[Arrow] Column-major segment build for Arrow IPC sources by real-mj-song · Pull Request #18638 · apache/pinot

real-mj-song · 2026-05-30T01:59:10Z

TL;DR: Adds ArrowColumnReaderFactory (caller-managed reader/allocator) and ArrowFileColumnReaderFactory (file convenience) to the pinot-arrow plugin, exposing Arrow IPC sources to the column-major build path introduced in #16727. Stacked on top of #18632.

Tracks #18629.

Depends on

#18632 (precursor PR) — extracts ArrowToPinotTypeConverter from ArrowRecordExtractor into a public shared utility. Must merge before this PR, since the new ArrowColumnReader.getValue(int) delegates to that utility.

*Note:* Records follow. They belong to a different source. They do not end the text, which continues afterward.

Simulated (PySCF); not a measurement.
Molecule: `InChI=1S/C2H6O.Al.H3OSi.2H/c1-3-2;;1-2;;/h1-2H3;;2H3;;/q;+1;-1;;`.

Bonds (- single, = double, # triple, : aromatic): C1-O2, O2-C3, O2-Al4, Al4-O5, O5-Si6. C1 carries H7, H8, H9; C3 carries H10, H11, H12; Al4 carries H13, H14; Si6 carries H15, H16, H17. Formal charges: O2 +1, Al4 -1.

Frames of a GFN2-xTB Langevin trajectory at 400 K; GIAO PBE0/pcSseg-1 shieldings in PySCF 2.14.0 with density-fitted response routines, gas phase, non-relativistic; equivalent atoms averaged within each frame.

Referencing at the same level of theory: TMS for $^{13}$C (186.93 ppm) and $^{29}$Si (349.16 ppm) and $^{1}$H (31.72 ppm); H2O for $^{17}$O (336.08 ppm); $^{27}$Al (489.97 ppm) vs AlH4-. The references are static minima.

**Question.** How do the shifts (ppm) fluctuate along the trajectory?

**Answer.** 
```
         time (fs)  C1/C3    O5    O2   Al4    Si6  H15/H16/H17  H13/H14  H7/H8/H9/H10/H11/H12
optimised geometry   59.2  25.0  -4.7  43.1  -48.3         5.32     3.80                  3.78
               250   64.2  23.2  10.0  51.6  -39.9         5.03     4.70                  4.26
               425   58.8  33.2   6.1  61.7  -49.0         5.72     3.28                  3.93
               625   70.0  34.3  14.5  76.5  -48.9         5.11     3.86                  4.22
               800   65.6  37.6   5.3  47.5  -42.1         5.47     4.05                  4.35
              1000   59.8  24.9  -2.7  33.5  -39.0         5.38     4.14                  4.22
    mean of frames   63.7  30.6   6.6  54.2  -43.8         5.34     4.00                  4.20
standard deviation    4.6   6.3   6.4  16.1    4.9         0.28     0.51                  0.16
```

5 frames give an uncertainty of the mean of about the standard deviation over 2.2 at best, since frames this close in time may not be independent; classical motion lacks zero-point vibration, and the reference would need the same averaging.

The diff currently shows both commits (precursor + this work); once #18632 lands on master, GitHub will reduce the diff to just this PR's commit.

What changed

ArrowColumnReaderFactory — implements ColumnReaderFactory over a caller-managed ArrowReader and BufferAllocator. The factory does not close them. Accepts any ArrowReader subclass — ArrowFileReader, ArrowStreamReader, or a custom subclass that yields in-process record batches. Suitable for batch pipelines that produce Arrow batches in-process (e.g. a Spark task using mapInArrow) and want to drive buildColumnar() without disk I/O.
ArrowFileColumnReaderFactory — file-specialised convenience that opens a private RootAllocator (sized by the arrowAllocatorLimit config), opens the IPC file via ArrowFileReader, and closes all three on close(). The natural choice for callers that just want to read an Arrow file on disk.
ArrowColumnReader — wraps a single Arrow FieldVector and implements the three documented ColumnReader access patterns: generic sequential next() with null checks, typed sequential (nextInt() / nextLong() / …) with isNextNull() / skipNext(), and random access by docId. Single-value and multi-value (List of primitive) variants supported.
ArrowAccumulators — package-private helper shared by both factories. Walks every record batch and bulk-appends each wanted column into a per-column FieldVector accumulator via Arrow's VectorAppender (Visitor-based; grows buffers once per batch and bulk-copies, instead of per-row copyValueSafe). Rejects dictionary-encoded columns loudly via Preconditions.checkArgument since the column-major path doesn't yet implement DictionaryEncoder.decode. Also exposes a closeAll(map) utility shared by both factory close() paths.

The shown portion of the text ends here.